# I Does derivative formula work for all parametric equations

1. Jun 21, 2016

### Happiness

The derivative for the parametric equations $x=f(t)$ and $y=g(t)$ is given by

$\frac{dy}{dx}=\frac{\Big(\frac{dy}{dt}\Big)}{\Big(\frac{dx}{dt}\Big)}$

The proof of the above formula requires that $y$ be a function of $x$, as seen in http://tutorial.math.lamar.edu/Classes/CalcII/ParaTangent.aspx

But somehow the formula works even if $y$ is not a function of $x$, for example, it works for the unit circle $x^2+y^2=1$, whose parametric equations are $x=\cos t$ and $y=\sin t$.

Does the formula always work as long as the relation between $x$ and $y$ can be parametrised even if $y$ is not a function of $x$? If not, what is a counterexample? For what parametric equations does the formula fail?

Note: A function is a relation that passes the vertical-line test.

Edit: We exclude cases where the curve intersects itself because the derivative doesn't exist at the intersecting points.

Last edited: Jun 21, 2016
2. Jun 21, 2016

### Staff: Mentor

If both, $x=x(t)$ and $y=y(t)$ depend on a parameter $t$, then they depend on each other. In the simplest case it's $y(t) = y(x^{-1}(t))$. In general one might need some local inversion properties.
Your example is even without a parametrization no counterexample, since $x^2+y^2=1$ already establishes a dependency $y(x)$.

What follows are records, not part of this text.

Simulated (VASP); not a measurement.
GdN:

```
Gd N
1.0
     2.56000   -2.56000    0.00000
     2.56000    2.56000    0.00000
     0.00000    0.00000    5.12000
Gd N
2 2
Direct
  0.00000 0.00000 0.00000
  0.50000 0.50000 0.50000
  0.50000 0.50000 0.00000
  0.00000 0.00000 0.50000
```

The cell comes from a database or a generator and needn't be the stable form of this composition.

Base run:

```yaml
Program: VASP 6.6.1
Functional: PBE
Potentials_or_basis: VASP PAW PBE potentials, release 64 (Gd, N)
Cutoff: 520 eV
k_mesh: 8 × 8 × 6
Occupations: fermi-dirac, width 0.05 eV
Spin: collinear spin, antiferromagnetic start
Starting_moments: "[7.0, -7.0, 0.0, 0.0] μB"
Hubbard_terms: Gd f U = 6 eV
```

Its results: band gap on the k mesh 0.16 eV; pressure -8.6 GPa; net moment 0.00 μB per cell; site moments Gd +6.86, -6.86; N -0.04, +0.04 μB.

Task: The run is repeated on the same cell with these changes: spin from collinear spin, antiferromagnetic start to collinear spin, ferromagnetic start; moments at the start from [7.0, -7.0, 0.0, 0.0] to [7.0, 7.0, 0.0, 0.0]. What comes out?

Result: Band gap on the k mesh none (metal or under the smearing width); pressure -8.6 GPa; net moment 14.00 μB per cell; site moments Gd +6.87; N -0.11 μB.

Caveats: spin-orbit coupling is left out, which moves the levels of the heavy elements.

It won't be possible, if you say $x=x(t)$ and $y=y(s)$ and there is no (formal) relation between $s$ and $t.$ In this case $\frac{\partial{y}}{\partial{x}}$ wouldn't make sense.

3. Jun 21, 2016

### Happiness

I thought $y(x)$ means $y$ is a function of $x$? But for $x^2+y^2=1$, $y$ is not a function of $x$. The unit circle fails the vertical-line test.

4. Jun 21, 2016

### Staff: Mentor

You could resolve it by separately consider the two branches $y = ± \sqrt{1-x^2}$.
Whether you can explicitly write $y=y(x)$ or not doesn't change the dependency. It makes the difference between $\frac{dy}{dx} = 0$ and $\frac{dy}{dx} ≠ 0.$
$$0 = \frac{d}{dx} 1 = \frac{d{x^2}}{d{x}} + \frac{d{y^2}}{d{x}} = 2x + 2y \frac{d{y}}{d{x}} \text{ and therefore } x+ y \cdot \frac{d{y}}{d{x}} = 0$$
If $y$ and $x$ were independent then $x$ would be a constant function and not a coordinate of a circle.

5. Jun 22, 2016

### chiro

If one variable has a zero derivative with respect to another variable then no inverse function in that neighborhood exists - and this is part of a theorem known as the inverse function theorem which looks at determinants of matrices in higher dimensions.

If two things are related then there is a functional mapping between them of some sort (you may have to "unwind" the mapping so that you don't have branch cuts and you maintain an actual one to one functional correspondence).

If a derivative is zero everywhere then no relation between the two variables exists at all.